As the sun was coming up over the Georgetown waterfront, 37-year-old Allison Shapira bounces and waves to the beat in a cafe-turned-club in this historic Washington, D.C., neighborhood. Two DJs spin club music while a brass band whips dancers into a frenzy. They play their instruments and weave their way toward the center of the dancefloor. The crowd cheers. The MC chants, “Seize the day! Break the day!”
It’s 7 a.m.
“I skipped boot camp for this,” Shapira said.
This isn’t your average club scene. This is Daybreaker, a sunrise dance party where “pre-gaming” with alcohol is swapped for 6 a.m. yoga, and shots of Fireball are replaced with organic energy drinks and iced coffee. The “morning movement” is making its way across the globe. So far, there have been more than 100 events held in nine different cities, including New York, San Francisco, Tel Aviv and London, in an effort to get people to rise and shine with a healthy dose of fun.
“Everyone’s inspired and fresh … It’s really about waking up,” said Shapira, who was attending her first morning party on a recent Wednesday.
The concept for Daybreaker came about in 2013 inside a Brooklyn falafel shop. Founders Radha Agrawal and Matthew Brimer were musing over their night of dancing when they had the idea to take the energy and inclusiveness of the nightclub scene and infuse it into the weekday morning routine.
“Morning is a time when you have the most amount of energy potential inside of you,” Brimer said. “We started Daybreaker with that in mind.”
The atmosphere of a rave typically isn’t associated with that of clearheadness, but Agrawal doesn’t think that will deter partygoers.
“We curate these wild moments that distract you from the fact that you’re sober,” he said.
Distractions have come in the form of surprise appearances from cities’ local artists. Acrobats, painters, spoken-word poets and musicians, like Rufus Roundtree and Da B’more Brass Factory, have showcased their work at Daybreaker, adding to the excitement.
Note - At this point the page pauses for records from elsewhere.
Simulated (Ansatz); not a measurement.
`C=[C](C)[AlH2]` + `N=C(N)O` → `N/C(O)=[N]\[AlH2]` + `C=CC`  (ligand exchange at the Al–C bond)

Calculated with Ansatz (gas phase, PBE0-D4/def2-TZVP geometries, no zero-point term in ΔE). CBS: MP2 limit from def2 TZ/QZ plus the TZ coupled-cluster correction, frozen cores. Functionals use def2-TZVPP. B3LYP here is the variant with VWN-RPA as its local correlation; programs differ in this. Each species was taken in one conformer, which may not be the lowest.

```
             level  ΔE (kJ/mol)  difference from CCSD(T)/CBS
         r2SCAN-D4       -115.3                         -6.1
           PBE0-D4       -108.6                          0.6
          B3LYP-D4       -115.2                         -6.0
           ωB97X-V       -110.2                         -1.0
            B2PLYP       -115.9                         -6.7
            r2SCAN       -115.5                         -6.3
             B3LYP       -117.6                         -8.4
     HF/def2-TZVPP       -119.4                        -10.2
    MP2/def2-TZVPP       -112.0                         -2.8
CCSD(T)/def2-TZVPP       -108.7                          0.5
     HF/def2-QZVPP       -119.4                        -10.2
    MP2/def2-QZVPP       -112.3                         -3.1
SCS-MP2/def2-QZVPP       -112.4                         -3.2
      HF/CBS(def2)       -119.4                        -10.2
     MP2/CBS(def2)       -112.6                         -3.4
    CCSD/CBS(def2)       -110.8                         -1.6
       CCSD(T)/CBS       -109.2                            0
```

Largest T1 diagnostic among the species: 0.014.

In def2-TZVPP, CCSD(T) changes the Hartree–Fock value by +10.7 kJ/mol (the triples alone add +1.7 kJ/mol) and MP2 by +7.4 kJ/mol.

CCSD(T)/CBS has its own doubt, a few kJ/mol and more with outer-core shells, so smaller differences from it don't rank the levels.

The recent party in D.C., Daybreaker’s second, attracted a mix of young professionals, mostly women, looking for a creative outlet to complement their work-life balance, a necessity in a notoriously workaholic town.
“They’re there to celebrate life and come together,” Brimer said.
With the sun fully shining, everyone sits in a circle guzzling water and juice. In unison, the remaining group reads from a mantra card — an idea Agrawal said came from Burning Man — and sets an intention before setting off for work.